Tuesday, February 5, 2013


Luke 5:1-11         Once while Jesus was standing beside the lake of Gennesaret, and the crowd was pressing in on him to hear the word of God, 2he saw two boats there at the shore of the lake; the fishermen had gone out of them and were washing their nets. 3He got into one of the boats, the one belonging to Simon, and asked him to put out a little way from the shore. Then he sat down and taught the crowds from the boat. 4When he had finished speaking, he said to Simon, ‘Put out into the deep water and let down your nets for a catch.’ 5Simon answered, ‘Master, we have worked all night long but have caught nothing. Yet if you say so, I will let down the nets.’ 6When they had done this, they caught so many fish that their nets were beginning to break. 7So they signalled to their partners in the other boat to come and help them. And they came and filled both boats, so that they began to sink. 8But when Simon Peter saw it, he fell down at Jesus’ knees, saying, ‘Go away from me, Lord, for I am a sinful man!’ 9For he and all who were with him were amazed at the catch of fish that they had taken; 10and so also were James and John, sons of Zebedee, who were partners with Simon. Then Jesus said to Simon, ‘Do not be afraid; from now on you will be catching people.’ 11When they had brought their boats to shore, they left everything and followed him.

Reflection     How did that work? The crowd is pressing in on Jesus “to hear the word of God.” Jesus responds by getting in a boat and pullling away from the shore where the people are left standing? When I get caught up in the logistics of that moment and imagine myself standing in the midst of the crowd, warm bodies and rough clothes pressing in on me, I wonder if I could even hear Jesus’ voice? I wonder if I could “hear the word of God?” The thing is, as long as I am preoccuppied with the mechanics of acoustics there is very little chance I will “hear the word of God.” 

This story must be about that other kind of hearing, the kind that “catches” the word, or in the idiom of this story, the kind of hearing that “catches the fish.”  With the first kind of hearing we are taught, we hear the words of a lesson or sermon but nothing really changes unless we do precisely what Jesus instructed Simon to do, “put into the deeper water”...(wait) for a catch. 
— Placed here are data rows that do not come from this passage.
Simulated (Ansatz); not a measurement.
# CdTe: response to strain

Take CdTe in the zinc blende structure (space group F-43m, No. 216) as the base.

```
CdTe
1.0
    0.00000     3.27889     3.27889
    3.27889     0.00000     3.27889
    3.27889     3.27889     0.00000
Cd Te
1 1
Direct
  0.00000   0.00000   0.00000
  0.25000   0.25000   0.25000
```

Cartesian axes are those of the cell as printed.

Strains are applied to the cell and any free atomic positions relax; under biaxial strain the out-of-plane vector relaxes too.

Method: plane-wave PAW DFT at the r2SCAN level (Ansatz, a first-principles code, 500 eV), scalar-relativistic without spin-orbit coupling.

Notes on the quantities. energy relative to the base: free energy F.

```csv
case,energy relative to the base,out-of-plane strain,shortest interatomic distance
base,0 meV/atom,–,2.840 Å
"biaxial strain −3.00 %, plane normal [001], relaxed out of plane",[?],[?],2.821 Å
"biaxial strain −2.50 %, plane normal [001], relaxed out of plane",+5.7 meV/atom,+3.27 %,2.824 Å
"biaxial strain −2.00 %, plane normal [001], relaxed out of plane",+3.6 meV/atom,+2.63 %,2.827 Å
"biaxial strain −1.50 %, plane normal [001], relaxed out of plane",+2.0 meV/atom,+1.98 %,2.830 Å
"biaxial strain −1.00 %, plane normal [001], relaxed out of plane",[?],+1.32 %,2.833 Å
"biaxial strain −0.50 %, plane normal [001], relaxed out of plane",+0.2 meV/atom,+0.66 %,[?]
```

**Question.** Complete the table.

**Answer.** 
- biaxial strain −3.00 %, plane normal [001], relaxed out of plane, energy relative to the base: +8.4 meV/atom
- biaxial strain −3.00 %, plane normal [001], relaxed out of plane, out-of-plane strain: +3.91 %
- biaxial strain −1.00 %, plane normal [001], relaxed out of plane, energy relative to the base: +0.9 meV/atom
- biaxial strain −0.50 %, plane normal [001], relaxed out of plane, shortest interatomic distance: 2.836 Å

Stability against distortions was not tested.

Receiving the “word of God” is at least a three step process. 1. Hearing the word, 2. allowing the word to penetrate our depths (read - allow the word to effect us) and 3. waiting for the word to emerge from our depths, bringing to us more than we ever imagined. This is the way to cooperate with God’s abundant grace. This is the way of being transformed by and with and in God’s word.